Skip to content

Sessions

A session is a live, warm connection to a cluster — the runtime that interactive queries execute inside. Sessions expose Spark Connect over gRPC, so any Spark Connect client can connect: PySpark, the Scala client, and community Go and Rust clients. This page covers when to use a session, how to connect, and how to keep one healthy.

Prerequisites

  • A cluster in active status. See Set up a cluster.
  • A catalog to bind the session to (recommended — sessions take a default catalog so queries don't have to qualify table paths). See Connect a catalog.
  • A Spark Connect client locally (PySpark 3.4+, the Scala client jar, or spark-connect-go / spark-connect-rs).

When to use a session

Sessions are the right fit when you want an interactive, warm connection to a cluster:

  • Ad-hoc exploration. Open a local Python script or notebook, connect via PySpark, and poke at your catalog tables. Fast iteration without committing anything to a job definition.
  • Debugging a failed job. A batch run landed in failed or got stuck in waiting_for_sail. Attach an interactive session and re-run the same logic to see what the data actually looks like — much faster than editing and redeploying the job.
  • Authoring pipelines. Write and test transforms interactively in PySpark, then copy the working code into a job definition once it's stable. The session is your scratch space; the job is the reproducible output.
  • Programmatic consumers. A Go or Python service (e.g. a dashboard backend, a data-quality check, an on-demand report generator) connects via spark-connect-go or PySpark and queries on request.
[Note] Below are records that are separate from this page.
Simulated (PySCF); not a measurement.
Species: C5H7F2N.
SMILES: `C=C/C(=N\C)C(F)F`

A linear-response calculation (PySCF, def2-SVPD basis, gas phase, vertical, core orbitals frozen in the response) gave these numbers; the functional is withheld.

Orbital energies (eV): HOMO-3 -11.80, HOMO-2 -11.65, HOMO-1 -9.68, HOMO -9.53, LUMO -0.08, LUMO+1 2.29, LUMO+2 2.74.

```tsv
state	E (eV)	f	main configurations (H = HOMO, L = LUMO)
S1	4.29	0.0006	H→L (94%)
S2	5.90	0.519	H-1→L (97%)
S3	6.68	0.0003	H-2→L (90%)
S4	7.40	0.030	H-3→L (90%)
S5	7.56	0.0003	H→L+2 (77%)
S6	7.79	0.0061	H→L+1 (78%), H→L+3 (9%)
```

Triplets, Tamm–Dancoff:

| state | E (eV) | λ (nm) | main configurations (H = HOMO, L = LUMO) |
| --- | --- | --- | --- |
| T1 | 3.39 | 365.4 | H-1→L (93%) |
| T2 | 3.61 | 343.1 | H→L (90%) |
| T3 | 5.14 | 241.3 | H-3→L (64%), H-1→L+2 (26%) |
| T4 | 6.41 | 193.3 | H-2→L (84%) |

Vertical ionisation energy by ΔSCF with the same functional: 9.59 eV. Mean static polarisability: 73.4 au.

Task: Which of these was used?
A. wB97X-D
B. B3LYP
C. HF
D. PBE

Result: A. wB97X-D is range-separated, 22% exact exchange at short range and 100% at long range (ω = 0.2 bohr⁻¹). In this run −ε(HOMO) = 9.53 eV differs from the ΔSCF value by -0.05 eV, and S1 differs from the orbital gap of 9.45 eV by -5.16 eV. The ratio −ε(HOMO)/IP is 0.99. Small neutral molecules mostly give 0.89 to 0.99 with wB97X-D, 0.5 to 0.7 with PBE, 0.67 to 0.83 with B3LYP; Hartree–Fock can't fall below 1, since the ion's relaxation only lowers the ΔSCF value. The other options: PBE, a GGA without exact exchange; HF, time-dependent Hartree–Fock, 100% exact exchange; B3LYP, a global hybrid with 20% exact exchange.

When not to use a session:

  • Scheduled analytics or recurring dashboards — use a job. Sessions are connection-driven and don't carry the reproducibility, versioning, or run history a schedule needs.
  • Enterprise BI tools — the mainstream options don't natively speak Spark Connect today. Materialize output into a warehouse with a scheduled job and point the BI tool at that instead.

The connection shape

Every session connects the same way:

  • Endpointsc://<platform-host>:8085 (a shared gRPC proxy; the specific session is identified by a metadata header, not the URL).
  • Auth — a short-lived signed JWT bearer token scoped to one session.
  • Session headerx-session-id: <session-id> passed as gRPC metadata on every request.

Tokens expire. Plan to regenerate, not to hardcode.

1. Create the session

  1. Open Sessions in the sidebar and click Create session.
  2. Pick the Cluster and the Catalog the session should default to.
  3. Click Create. The session moves pending → active.

Copy the Session ID from the detail page — you'll pass it as x-session-id.

2. Issue a token

From the session's detail page, click Generate token. The response includes the JWT and the gRPC endpoint. Tokens are shown once; if you lose one, generate a new token (the old one keeps working until it expires).

Only the session owner (or an org admin) can issue tokens for a session.

3. Connect from a Spark Connect client

PySpark

python
from pyspark.sql import SparkSession

spark = SparkSession.builder.remote(
    "sc://<platform-host>:8085/;token=<jwt>;x-session-id=<session-id>"
).getOrCreate()

spark.sql("SHOW TABLES").show()

Requires PySpark 3.4+ (pip install pyspark). The token= and x-session-id= URI parameters are threaded through as gRPC metadata automatically.

Spark Connect Scala

scala
import org.apache.spark.sql.SparkSession

val spark = SparkSession.builder()
  .remote("sc://<platform-host>:8085/;token=<jwt>;x-session-id=<session-id>")
  .getOrCreate()

Requires the spark-connect-client-jvm jar.

Go

The Apache spark-connect-go client takes the same URI shape. Pass the token and session ID in the remote URL exactly as above.

Rust

Community Spark Connect clients for Rust are available (e.g. spark-connect-rs). They follow the same URI convention.

Keeping a session warm

Sessions transition to idle when unused and eventually closed to reclaim compute. The first query after idle has to warm compute back up (seconds, not minutes — but noticeable). For interactive use, the normal cadence of running queries keeps the session warm.

To close a session manually, click Close on the session detail page. Closed sessions can't be reopened — create a new one.

Troubleshooting

  • UNAUTHENTICATED / token rejected — the token expired. Generate a new one.
  • PERMISSION_DENIED — check that the caller is the session owner or an org admin; only they can issue tokens.
  • Queries hang on first run — the session is warming. Subsequent queries should be fast.
  • UNAVAILABLE / connection refused — confirm you're using the platform host at port 8085. That's the only supported entry point; cluster-internal endpoints aren't directly reachable.

API reference

  • Sessions — create, describe, close sessions; IssueSessionToken for the JWT used by Spark Connect clients.